Can't Happen Fast Enough

The ethanol industry is struggling and a number of players are facing bankrupcy:

The ethanol industry built tremendous production and transportation infrastructure. It was a "if we build it, they will come" strategy.

Then, the world fell apart. Prices for gas at the pump are back down well below $3 instead of being headed toward $5 as they were in August.

Verasun says it will keep operating, but common shareholders have been crushed to death. The stock was at nearly $18 late last year. Now it is under $.40.

The only quibble I have is in the first sentence.  I would would have written the ethanol strategy as "If we seek rents, they will come."


  1. Fred from Canuckistan . . .:

    Hey no worries.

    The next president will save them from themselves. The ethanol industry may have to wait until the rising seas have been turned back or Osama's cave condo has been located, but they both believe ethanol is the magic fuel.

  2. Allen:

    Seems like with the subsidies they'll still be around. It's just hard to see right now how they're going to possibly scale up the way they were planning to and become a major playing in the fuel market.

  3. K:

    Not to worry.

    The ethanol producers associations are asking states to mandate and/or subsidize more ethanol usage. They contend drivers demand more ethanol but the oil companies are selling lower blends, usually 10% ethanol.

    One scheme. The state pays station owners to buy pure gasoline and then add whatever percent of ethanol each customers wants. The state pays for the new equipment the station owner needs to do this. The more ethanol the customer requests the cheaper the pump price per gallon. And the subsidies keep it cheaper for the service station too.

    It would be simpler to order that ethanol is free. No cost to anyone, the state pays for it.

  4. DaveK:

    The fuel-ethanol industry has been nothing but a tax and subsidy scam from its very inception. The true economics can never compete with petroleum-based fuels. And the environmental rationale for adding oxygenates to fuel (significantly better combustion characteristics) had pretty much disappeared by the time those mandates were implemented... high-tech fuel metering systems in new, fuel-injected cars were well on their way to replacing the older carburetted systems that benefited most from the oxygenate additions.

    I have zero sympathy for the failing ethanol-fuel industry.


  5. xpatUSA:

    DaveK says: "The true economics can never compete with petroleum-based fuels". Never say never?

    I agree that there is an oversupply of ethanol and feel sorry for those companies such as VSE that are having liquidity problems. But ethanol is here to stay. We're past Peak Oil, IMHO, and crude is going away. Sooner, rather than later, demand will be exceeding all available supply.

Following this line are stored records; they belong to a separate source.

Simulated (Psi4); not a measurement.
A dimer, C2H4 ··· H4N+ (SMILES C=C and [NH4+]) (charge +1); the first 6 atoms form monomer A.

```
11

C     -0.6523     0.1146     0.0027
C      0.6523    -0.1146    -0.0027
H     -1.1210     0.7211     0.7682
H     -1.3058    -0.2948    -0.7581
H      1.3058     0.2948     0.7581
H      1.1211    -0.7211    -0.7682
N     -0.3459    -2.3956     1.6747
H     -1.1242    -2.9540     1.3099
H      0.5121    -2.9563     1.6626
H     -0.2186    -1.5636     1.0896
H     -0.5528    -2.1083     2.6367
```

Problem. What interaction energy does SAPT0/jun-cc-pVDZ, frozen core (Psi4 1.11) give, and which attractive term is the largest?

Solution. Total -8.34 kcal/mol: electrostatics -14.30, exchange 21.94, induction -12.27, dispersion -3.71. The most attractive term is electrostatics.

    I would say that today's low gas prices are more a consequence of market gyrations than a suddenly endless supply of crude. It'll go back up and up and up.

    BTW, a Kroger's near me is kindly selling E85 for about 30 cents less than regular gas. I've been experimenting with various ratios of E85 to regular gas. It seems to take 40 to 50% with a slight loss of power but no "check engine" light. I'm too chicken to try 100% E85 because, without modification, an engine runs too lean which makes it run hot and does the valves and seats no good at all.


  6. skh.pcola:

    Until the envirofascists quit impeding the exploration for and extraction of petroleum, "Peak Oil" is a myth. Supply is artificially constrained by those who have a dystopian view of capitalist ideals.

  7. DaveK:

    Ok, you're right... never say "never!" Especially when government subsidies are involved.

    But the economics of ethanol production depend on an agricultural industry producing the feedstocks. That Ag industry requires energy to run it, not just for the mechanical "farming" aspect. There is also a lot of fertilizer involved, and that too requires energy... virtually all the affordable nitrogen fertilizers come from natural gas feedstocks. Then, too, you have to process the feedstocks to make the ethanol, so yet more energy is required.

    So, the higher the cost of the fossil fuels, the higher the cost of producing ethanol.

    Is ethanol cheap now? Sure, but that's a temporary issue of oversupply, coupled with vast government subsidies and fuel recipe mandates that have propped up the ethanol industry. Like I said, I have zero sympathy for the big ethanol companies who are now having problems. They knew from the beginning that the basic economics of their business were worse than shaky, but proceeded on the basis that the government would give them handouts.

    And as far as agricultural ethanol ever being a long-term alternative to fossil fuels, that's such a joke. If fossil fuels ever get that expensive, we'll be turning to nuclear to provide the power we need, including for transportation. Solar, wind, hydro, and other energy sources will have their role, but the enormous scale of energy required to run a healthy economy is such that only nuclear could fill the hole. And once you make that switch, the need for something like ethanol as a fuel just about disappears.

    So, in practical terms, ethanol can never compete.